The U.S. Army Research Development and Engineering Command (REDCOM) have ordered 660 Enhanced Night Vision Goggles (ENVG) from three manufacturers for testing, toward massive fielding of new ENVGs in upcoming years. The awarded companies are ITT, L-3 Insight Technology and DRS Systems. The three contracts, each valued around US$250 million, cover the delivery of the 220 systems in the base year, (2010) and options for the delivery of production quantities in the years 2011-2013. The Army is expecting to field new and improved digital fused imaging goggles by 2014.
Sofar ITT has been producing the Army’s first generation AN/PSQ-20 ENVG under a sole source indefinite-delivery, indefinite-quantity (IDIQ) contract worth about $560 million. This contract expires by the end of 2010. ITT has already provided over 2,400 ENVG systems with another 6,500 to be delivered on the current contract.
The development of the ENVG began in the year 2000. First models were fielded in 2008 with special operations units. By early 2009 the 10th Mountain Division was the first regular Army unit to receive few hundred items. The recent follow-on contracts address an ENVG follow-on program, with ITT has addressed with an updated version of the current ENVG system, called ‘Spiral Enhanced Night Vision Goggle’ (SENVG). This new device is designed to meet high volume production rates and the critical performance requirements of the ground-based soldier.
The SENVG incorporates the 18 mm image intensifier tube and a display beam combiner assembly (DBCA) utilizing an OLED-XL microdisplay produced by eMagin. The SENVG utilizes several qualified ENVG subassemblies and is powered by three AA batteries, which reduces the logistics burden and gives the customer an estimated $130 million savings over the product’s life cycle. Through various system enhancements the SENVG has a digital upgrade capability that will allow the goggle to export fused imagery for transmission via battlefield networks.

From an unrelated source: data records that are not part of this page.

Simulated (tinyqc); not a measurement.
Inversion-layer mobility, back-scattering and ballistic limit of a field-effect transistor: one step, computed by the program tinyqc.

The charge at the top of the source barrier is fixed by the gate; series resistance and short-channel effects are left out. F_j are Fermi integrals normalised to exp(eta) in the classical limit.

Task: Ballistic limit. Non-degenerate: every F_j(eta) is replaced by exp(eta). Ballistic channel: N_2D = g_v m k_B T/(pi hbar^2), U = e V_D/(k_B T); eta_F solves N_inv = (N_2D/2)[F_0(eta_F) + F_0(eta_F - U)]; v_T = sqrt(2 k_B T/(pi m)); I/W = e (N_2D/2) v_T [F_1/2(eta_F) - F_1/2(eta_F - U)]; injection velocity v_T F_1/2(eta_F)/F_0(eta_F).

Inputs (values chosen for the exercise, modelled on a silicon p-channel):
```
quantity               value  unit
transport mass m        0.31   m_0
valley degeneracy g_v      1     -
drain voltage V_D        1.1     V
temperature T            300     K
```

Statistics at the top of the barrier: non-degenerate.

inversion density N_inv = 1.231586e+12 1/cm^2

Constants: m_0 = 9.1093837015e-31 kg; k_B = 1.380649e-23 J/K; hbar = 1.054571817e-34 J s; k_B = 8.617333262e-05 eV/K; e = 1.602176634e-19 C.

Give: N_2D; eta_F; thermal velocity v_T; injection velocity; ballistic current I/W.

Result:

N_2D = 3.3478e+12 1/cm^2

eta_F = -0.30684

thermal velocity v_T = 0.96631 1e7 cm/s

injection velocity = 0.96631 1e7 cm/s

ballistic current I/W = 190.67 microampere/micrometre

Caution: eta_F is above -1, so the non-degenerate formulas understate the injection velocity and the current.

Since the fielding of the ENVG PEO Soldier has been delivering ENVGs and in parallel, developing a lighter, more rugged digital system (ENVG-D), that will also support image transfer and display of images from other sensors and sights, Digital Video Recorders (DVR) and remote computing devices. The current systems are significantly more expensive and heavier, compared to the systems they are intended to replace – PVS-7 and PVS-14. The new ENVG (D) is expected to overcome these weaknesses and meet the Army’s objective weight and cost requirements.